Monday, June 17, 2013

Judging Intelligence on Small Factors

Once upon a time Skylar was not yet two years old and I took him in with me for a WIC appointment. Now, the WIC nurses where we were living at the time were mighty different from the ones in Columbia, so I'd like to emphasize that this does not imply anything about WIC nurses in general and that it certainly doesn't relate to the ones here. This particular WIC nurse was pretty short with people as a matter of course. She had already been nasty to me and to Skylar enough times that I thought of her privately as WICked.

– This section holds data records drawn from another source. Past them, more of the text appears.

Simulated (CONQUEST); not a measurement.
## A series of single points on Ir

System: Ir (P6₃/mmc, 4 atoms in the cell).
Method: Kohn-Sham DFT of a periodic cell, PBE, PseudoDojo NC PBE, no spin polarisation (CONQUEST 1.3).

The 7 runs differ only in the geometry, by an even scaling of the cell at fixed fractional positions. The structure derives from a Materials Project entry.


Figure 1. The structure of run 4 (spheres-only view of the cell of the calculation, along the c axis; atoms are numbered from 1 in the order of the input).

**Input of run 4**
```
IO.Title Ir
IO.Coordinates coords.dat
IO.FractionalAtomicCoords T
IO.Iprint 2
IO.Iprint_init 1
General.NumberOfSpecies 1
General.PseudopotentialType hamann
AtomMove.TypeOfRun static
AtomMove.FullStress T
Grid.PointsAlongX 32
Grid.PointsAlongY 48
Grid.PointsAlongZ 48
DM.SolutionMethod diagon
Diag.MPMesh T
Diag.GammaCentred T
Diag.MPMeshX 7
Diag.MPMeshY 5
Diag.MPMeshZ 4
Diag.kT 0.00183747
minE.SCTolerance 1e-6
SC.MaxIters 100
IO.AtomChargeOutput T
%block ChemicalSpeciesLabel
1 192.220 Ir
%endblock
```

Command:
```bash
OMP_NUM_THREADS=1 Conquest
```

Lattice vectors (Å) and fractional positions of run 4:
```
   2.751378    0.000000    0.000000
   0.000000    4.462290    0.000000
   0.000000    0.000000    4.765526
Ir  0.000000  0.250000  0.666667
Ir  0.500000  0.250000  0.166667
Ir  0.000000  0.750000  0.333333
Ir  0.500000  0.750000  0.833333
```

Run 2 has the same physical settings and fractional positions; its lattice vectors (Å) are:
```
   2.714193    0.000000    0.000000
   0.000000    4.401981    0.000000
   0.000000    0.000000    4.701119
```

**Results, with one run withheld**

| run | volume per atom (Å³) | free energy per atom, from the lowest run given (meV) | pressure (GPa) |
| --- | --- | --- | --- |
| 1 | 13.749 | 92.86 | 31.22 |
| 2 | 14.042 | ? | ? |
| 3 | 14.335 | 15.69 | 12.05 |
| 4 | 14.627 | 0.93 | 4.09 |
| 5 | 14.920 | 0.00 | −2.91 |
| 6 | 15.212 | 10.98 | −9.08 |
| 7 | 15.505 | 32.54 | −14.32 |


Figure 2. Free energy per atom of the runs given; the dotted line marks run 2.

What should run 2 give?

On this particular day, she was angry at Skylar, because after she had told me that finger pricks don't hurt, and that only kids who are old enough to expect them to hurt even cry, and that Skylar would therefore not, he had cried upon receiving one. Now, he was gripping his bandaided finger while sitting in my lap. His bandaided middle finger. Well, this woman got into her head that he was quite deliberately showing her that particular finger- again, this child who was still not even fully verbal, was taking advantage of the fact that his middle finger was the one pricked in order to have an excuse to make a rude gesture.

So, she called him over, and took his bandaid off, and gave it to him, and told him to put it in the garbage. When he just looked at her, she repeated the order. She would not listen to me explaining that he knew the word 'trash', not 'garbage'. She just kept insisting to him that he must go put it in the garbage, it was only giving him an excuse to cry and be bad, he'd cried long enough, go put it in the garbage.

(I'll divert for a second to say, I should've gotten up and walked out and placed a complaint at some point during this, but I wasn't aware enough or assertive enough at the time to do so.)

So, anyway, she later informed me that he seemed to be delayed, because a child his age should be able to follow simple commands like 'throw it in the garbage'. Skylar normally threw trash away when told, but again, she refused to listen to the fact that he just hadn't been exposed to the word 'garbage'.

Anyway, my point here is not that the WIC nurse was an utter bitch.

My point is how easy it is, if you don't care enough to look beyond the surface, or listen for a second, to confuse lack of exposure to certain information with stupidity or slowness. How easy it is to decide someone is beneath you or lacking in some way, because they don't know some minor fact you personally take for granted. I've watched for this in people since, and it happens a lot- you see that I don't know the name of the new computer program, and therefore you assume I don't know how to go online, or you see that I'm not familiar with a certain book or movie and assume I'm ignorant of the whole subject. It happens an incredible lot to kids.

The funny thing is,Skylar is really bright. Like, not just I'm-his-mom-so-I-think-he's-smart bright, but honest-to-goodness exceptional, frighteningly exceptional. And yet, if I took him back and let him carry on a conversation with that same woman today, she'd never be able to see it, even if he talked to her about algebra and science and what he's been reading lately, because she saw that one word he didn't know, and she made up her mind.